To address the challenges of feature extraction from vein images, we propose a Mixup method for vein images to augment the training data. Furthermore, we design a high-performance palm vein recognition network framework based on the stacked formation of large kernel convolutional modules, in order to extract a more comprehensive and robust feature representation of palm vein images. First, we propose StarMix, featuring a more suitable mask for vein image mixing, with the mixing parameter generated from a Gaussian function. In our scheme, the network is free to choose the mixing strategy as either StarMix or vanilla Mixup with a threshold. Furthermore, we propose LaKNet, a network with convolutional and gating modules. The convolutional module comprises large kernel convolution and small kernel convolution, employed for extracting global and local features. The gating module facilitates feature filtering by learning to control the flow of feature information. Experimental results indicate that the StarLKNet model exhibits superior performance compared to the ResNet18 model on the VERA220[34] dataset, with an improvement in the test set top-1 accuracy of +19.73% without augmentation.

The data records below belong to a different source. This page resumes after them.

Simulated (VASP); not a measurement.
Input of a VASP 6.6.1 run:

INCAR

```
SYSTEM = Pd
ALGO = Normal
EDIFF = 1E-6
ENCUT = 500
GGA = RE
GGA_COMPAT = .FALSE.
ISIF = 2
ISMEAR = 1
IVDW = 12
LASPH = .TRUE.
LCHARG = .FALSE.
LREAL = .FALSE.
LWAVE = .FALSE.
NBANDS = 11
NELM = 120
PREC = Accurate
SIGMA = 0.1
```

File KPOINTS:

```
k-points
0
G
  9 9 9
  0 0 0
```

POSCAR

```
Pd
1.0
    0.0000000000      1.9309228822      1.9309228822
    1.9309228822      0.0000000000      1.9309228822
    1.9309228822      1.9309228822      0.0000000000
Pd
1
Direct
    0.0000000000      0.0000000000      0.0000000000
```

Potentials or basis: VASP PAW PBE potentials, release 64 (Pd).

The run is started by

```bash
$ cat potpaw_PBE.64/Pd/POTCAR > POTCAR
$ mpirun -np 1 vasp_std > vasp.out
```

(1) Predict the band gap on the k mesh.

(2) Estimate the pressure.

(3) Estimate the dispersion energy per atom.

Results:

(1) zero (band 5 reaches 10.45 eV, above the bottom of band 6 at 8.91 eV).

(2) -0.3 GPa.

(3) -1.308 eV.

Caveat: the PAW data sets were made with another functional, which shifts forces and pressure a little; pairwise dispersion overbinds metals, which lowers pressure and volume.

In summary, our main contributions are as follows:

  • We rethink the impact of convolutional kernel size on network performance in the vein recognition task, and find that for vein images with continuous and sparse feature distributions, increasing the Effective Receptive Field can significantly improve network performance.

  • We propose StarLKNet, a novel network framework designed for vein recognition, that employs a large kernel convolutional module and a gating module to achieve comprehensive and robust feature extraction. Our evaluation on two large public palm vein datasets demonstrates that StarLKNet outperforms existing methods in terms of recognition accuracy and validation error.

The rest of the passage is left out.